20 Paragraph 269SA(2)(c) Omit "28 days before", substitute "on the day on
which". 21 Subparagraph 269SB(1)(b)(ii) Omit "had occurred 28 days before",
substitute "were the day on which". 22 Paragraph 269SC(1)(b) Omit "had
occurred 28 days before an application for that TCO were lodged", substitute
"were the day on which the application for that TCO was lodged". 23 Paragraph
269SC(4)(b) Omit "a day occurring 28 days before", substitute "the day of
lodgment of". 24 Before subsection 269SD(1) Insert:

(1AA) If:

   (a)  a TCO is in force on a particular day; and

   (b)  the CEO believes that if:

        (i)    the TCO were not in force on that day; and

        (ii)   that day were the day on which the application for the TCO was
               lodged;
the CEO would not have made the TCO; the CEO may, not later than 14 days after
that day, publish a notice in the Gazette:

   (c)  declaring his or her intention, subject to subsection (1AB), to make
        an order revoking the TCO with effect from that particular day (the
        intended revocation day); and

   (d)  inviting any person who might be affected by the revocation of that
        TCO to give a written submission to the CEO within 28 days of the
        notice concerning the proposed revocation.

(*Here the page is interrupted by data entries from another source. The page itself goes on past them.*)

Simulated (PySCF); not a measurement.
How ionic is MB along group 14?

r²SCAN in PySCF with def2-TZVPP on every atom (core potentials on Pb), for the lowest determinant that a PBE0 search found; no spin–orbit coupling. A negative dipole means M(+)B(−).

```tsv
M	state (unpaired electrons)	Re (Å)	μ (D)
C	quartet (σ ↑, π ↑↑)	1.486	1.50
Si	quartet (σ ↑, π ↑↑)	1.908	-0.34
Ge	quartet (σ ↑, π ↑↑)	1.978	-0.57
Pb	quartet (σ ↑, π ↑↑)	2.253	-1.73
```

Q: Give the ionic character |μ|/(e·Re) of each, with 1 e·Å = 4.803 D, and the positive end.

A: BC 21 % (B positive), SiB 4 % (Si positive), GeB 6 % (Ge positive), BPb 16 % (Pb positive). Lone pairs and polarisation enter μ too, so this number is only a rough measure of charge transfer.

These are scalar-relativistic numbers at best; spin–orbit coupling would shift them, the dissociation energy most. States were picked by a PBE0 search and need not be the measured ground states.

(1AB) Within 60 days after the date of publication of the notice referred to
in subsection (1AA), the CEO must, after consideration of the matters raised
in any submissions made in response to the invitation and of any other
relevant matters:

   (a)  decide whether or not he or she is satisfied of the matters referred
        to in paragraph (1AA)(b); and

   (b)  if the CEO is so satisfied-make an order revoking the TCO with effect
        from the intended revocation day. 25 After subsection 269SD(1) Insert:

(1A) If the CEO is satisfied on any day that a TCO is no longer required
because, in the 2 years preceding that day, the TCO has not been quoted in an
import entry to secure a concessional rate of duty, the CEO may make an order
revoking the TCO with effect from that day. 26 Paragraph 269SD(2)(c) Repeal
the paragraph, substitute:

   (c)  having regard to written advice on the matter given by an officer of
        Customs; 27 Subsection 269SE(2) Omit "269SD(1)", substitute
        "269SD(1AB), (1) or (1A)". 28 Subsections 269SG(1), (2) and (4) After
        "269SC(3) or (4)", insert "or 269SD(1AB) or (1A)". 29 Subsection
        269SG(4) Omit "capital equipment" (first occurring), substitute
        "made-to-order capital equipment". 30 At the end of section 269SG Add:

(5) In this section: made-to-order capital equipment means a particular item
of capital equipment:

   (a)  that is made on a one-off basis to meet a specific order rather than
        being the subject of regular or intermittent production; and

   (b)  that is not produced in quantities indicative of a production run. 31
        After section 269SH Insert: 269SHA Administrative Appeals Tribunal
        Review of reconsideration decisions

(1) For the purpose of an application to the Administrative Appeals Tribunal
under section 273GA for review of a decision under subsection 269SH(1) or (4)
(a reconsideration decision), application may be made by any person who is an
affected person in relation to that decision within the meaning of subsection
269SH(13).

(2) If an affected person applies to the Tribunal for review of a
reconsideration decision , the CEO must, as soon as practicable after being
notified of the application or of the first such application, publish in the
Gazette:

   (a)  particulars of the decision (including any relevant TCO number or TCO
        application number) in respect of which such an application for review
        has been made; and

   (b)  the name of the person who made such an application; and

   (c)  sufficient particulars to identify the review proceedings before the
        Tribunal.

(3) Any person who had not applied under section 273GA for review of a
reconsideration decision but whose interests are affected by the decision
(whether or not that person is an affected person within the meaning of
subsection 269SH(13)) may apply under subsection 30(1A) of the Administrative
Appeals Tribunal Act 1975 to be made a party to the proceedings within 60 days
of the publication under subsection (2) or within such further period as the
Tribunal allows.

(4) The Tribunal must not grant a person applying to be joined as a party to
proceedings for review of a reconsideration decision an extension of the
period of 60 days referred to in subsection (3) unless it is satisfied that
the person was not reasonably able to apply within the period.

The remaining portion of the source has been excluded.